Expats In Switzerland Have Money But Fewer Friends, Survey Finds

Each year HSBC releases its Expat Explorer Survey, now in its ninth year the 2016 survey has released important data on expats in Switzerland.

Surveying over 27,000 people about their life as expats in Switzerland, the report divides its survey questions into different categories including economics, experience and family, financial wellbeing, quality of life and ease of settling in.

This year the report found that expats in Switzerland have the best financial prospects but the worst social lives. The report placed Switzerland on the fifth place when it comes to quality of life up five places from 2015, while Singapore came in first, followed by New Zealand, Canada and the Czech Republic.

Financial Prospects And Social Life

When it comes to money no one can beat Switzerland, the small alpine country for the second year in a row topped the economics category especially relating to expat’s earning potential, career prospects and economic security.

The survey stated the following on Switzerland’s economic prosperity “Switzerland shines for the second year in a row, offering unrivalled financial wellbeing and strong economy for expats.”

More than 80% of expats living in Switzerland feel that they are stable financially, they also feel confident about the political stability and economy of the country the survey found.

On average expats earn around $180,000 a year and 75% of those surveyed said that their earning prospects were better than their home country. Furthermore, more than 70% of those surveyed said that they were able to save money and have disposable income.

Having said that not all the results were positive, on the social scale Switzerland did not preform as well as it did on the financial scale. The country ranked on the 17th place when it comes to expat’s experience settling up in Switzerland, forming friends and integrating into society.

Furthermore Switzerland only managed to rank on the 26th place for family category, which related to social life, education and childcare. Within other categories such as “integration” Switzerland ranked 42nd, and 44th second from the bottom for “social life.”

The report also critiqued the cost of childcare in the country more than 75% of those surveyed said that it was cheaper to raise children back home than in Switzerland thereby pushing Switzerland to the 40th place.
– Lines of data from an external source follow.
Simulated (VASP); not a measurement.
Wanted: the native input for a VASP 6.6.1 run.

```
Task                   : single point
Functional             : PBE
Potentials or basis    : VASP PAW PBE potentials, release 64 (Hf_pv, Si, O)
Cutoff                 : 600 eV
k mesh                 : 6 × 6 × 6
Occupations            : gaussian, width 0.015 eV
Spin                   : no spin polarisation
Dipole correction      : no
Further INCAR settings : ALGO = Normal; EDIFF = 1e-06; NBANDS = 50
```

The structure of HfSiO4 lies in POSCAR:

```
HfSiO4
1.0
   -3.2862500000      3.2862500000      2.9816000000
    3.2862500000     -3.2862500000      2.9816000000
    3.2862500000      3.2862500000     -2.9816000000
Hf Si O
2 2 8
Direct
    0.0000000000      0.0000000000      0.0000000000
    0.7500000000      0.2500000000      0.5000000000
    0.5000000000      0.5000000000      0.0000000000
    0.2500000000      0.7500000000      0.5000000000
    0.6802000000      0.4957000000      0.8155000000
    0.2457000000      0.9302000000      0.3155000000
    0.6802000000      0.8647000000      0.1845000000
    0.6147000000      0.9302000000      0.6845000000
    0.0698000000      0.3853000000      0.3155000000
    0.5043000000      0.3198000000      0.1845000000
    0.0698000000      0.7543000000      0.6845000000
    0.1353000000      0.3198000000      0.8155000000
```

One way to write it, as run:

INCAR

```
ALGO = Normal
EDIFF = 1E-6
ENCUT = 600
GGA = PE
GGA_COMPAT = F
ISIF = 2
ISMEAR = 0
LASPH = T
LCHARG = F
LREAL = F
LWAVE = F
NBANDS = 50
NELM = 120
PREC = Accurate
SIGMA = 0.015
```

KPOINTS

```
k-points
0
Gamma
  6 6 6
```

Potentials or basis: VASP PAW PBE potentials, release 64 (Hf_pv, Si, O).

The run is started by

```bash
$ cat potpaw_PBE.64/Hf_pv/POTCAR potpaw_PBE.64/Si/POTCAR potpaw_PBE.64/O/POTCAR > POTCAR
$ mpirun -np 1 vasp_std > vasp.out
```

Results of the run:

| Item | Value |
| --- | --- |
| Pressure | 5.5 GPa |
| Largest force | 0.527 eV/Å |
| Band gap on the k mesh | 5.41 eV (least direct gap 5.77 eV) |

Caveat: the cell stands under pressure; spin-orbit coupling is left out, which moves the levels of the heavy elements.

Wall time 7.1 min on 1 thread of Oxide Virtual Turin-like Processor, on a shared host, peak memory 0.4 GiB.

Switzerland has recently faced harsh criticism and made international headlines for voting last February to restrict the flow of immigrants into the country. This has caused many foreigners to question their chances of integrating into Swiss society.

Given the results of this report many feel that the country has to take a closer look at its integration policies and provide programs that foster social cohesion between foreigners and locals alike.